He wrote between 70 and 90 plays, of which only seven remain. Many of his dramas were arranged as trilogies, groups of three plays on a single theme. The Oresteia consisting of Agamemnon, Choephoroi, and Eumenides is the only surviving trilogy. The Persai is a song of triumph for the defeat of the Persians. Prometheus Bound is a retelling of the legend of the Titan Prometheus, a superhuman who stole fire from heaven and gave it to mankind.

Sophocles
For about 16 years, between 484 and 468 BC, Aeschylus carried off prize after prize.

But in 468 his place was taken by a new favorite, Sophocles. Sophocles’ life covered nearly the whole period of Athens’ “golden age.” His drama Antigone is typical of his work: its heroine is a model of womanly self-sacrifice. He is probably better known, though, for Oedipus Rex and its sequel, Oedipus at Colonus.

Euripides
The third of the great tragic writers was Euripides. He wrote at least 92 plays.

Sixty-seven of these are known in the 20th century some just in part or by name only. Only 19 still exist in full. His tragedies are about real men and women instead of idealized figures. The philosopher Aristotle called Euripides the most tragic of the poets because his plays were the most moving.

His best-known work is Medea. He also wrote: ‘Alcestis’, ‘Hippolytus’, ‘Trojan Women’, ‘Orestes’, and ‘Electra’.

Comedy
Like tragedy, comedy arose from a ritual in honor of Dionysus, but in this case the plays were full of frank obscenity, abuse, and insult. As with the tragedians, few works still remain of the great comedic writers. Of the works of earlier writers, only some plays by Aristophanes exist. He poked fun at everyone and every institution.

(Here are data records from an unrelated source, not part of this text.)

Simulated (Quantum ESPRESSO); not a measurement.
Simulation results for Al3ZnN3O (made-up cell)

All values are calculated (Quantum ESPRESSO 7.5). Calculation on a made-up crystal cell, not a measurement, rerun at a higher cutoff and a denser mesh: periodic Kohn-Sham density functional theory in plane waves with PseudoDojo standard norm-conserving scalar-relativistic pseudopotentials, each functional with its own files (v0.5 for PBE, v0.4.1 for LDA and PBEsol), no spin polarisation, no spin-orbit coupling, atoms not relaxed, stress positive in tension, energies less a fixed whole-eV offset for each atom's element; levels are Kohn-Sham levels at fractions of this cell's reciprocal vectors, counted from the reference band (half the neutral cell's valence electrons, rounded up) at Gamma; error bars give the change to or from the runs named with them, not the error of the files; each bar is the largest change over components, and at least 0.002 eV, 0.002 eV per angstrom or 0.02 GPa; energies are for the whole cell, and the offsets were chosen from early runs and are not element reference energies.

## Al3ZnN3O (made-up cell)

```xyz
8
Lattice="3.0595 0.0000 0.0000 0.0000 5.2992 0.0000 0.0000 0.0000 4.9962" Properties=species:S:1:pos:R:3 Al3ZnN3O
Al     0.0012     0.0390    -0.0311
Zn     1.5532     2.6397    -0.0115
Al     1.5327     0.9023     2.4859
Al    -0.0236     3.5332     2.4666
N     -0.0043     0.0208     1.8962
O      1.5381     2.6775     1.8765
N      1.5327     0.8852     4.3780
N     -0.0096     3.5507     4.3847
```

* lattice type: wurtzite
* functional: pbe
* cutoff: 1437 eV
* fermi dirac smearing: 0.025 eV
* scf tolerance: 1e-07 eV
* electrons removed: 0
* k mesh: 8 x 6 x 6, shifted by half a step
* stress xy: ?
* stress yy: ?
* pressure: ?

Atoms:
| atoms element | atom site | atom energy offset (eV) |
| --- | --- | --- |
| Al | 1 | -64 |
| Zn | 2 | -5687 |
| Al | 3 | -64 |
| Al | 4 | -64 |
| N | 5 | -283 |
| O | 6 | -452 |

In The Birds he held up Athenian democracy to ridicule. In The Clouds he attacked the philosopher Socrates. In Lysistrata he denounced war. Only 11 of his plays have survived.During the 4th century BC, there developed what was called the New Comedy. Menander is considered the best of its writers. Nothing remains from his competitors, however, so it is difficult to make comparisons. The plays of Menander, of which only the Dyscolus (Misanthrope) now exists, did not deal with the great public themes about which Aristophanes wrote.

He concentrated instead on fictitious characters from everyday life stern fathers, young lovers, intriguing slaves, and others. In spite of his narrower focus, the plays of Menander influenced later generations. They were freely adapted by Roman poets.

Greek (Aristotelian) Tragedy
Aristotle’s The Poetics (4th century B.C.

) set out the elements of a tragedy. For Aristotle, the most important element of tragic drama was the unique experience of CATHARSIS, the arousing of the emotions of pity and fear so as to dispel or purge them in the spectator. Thus tragedy is defined by its emotional effect on the audience.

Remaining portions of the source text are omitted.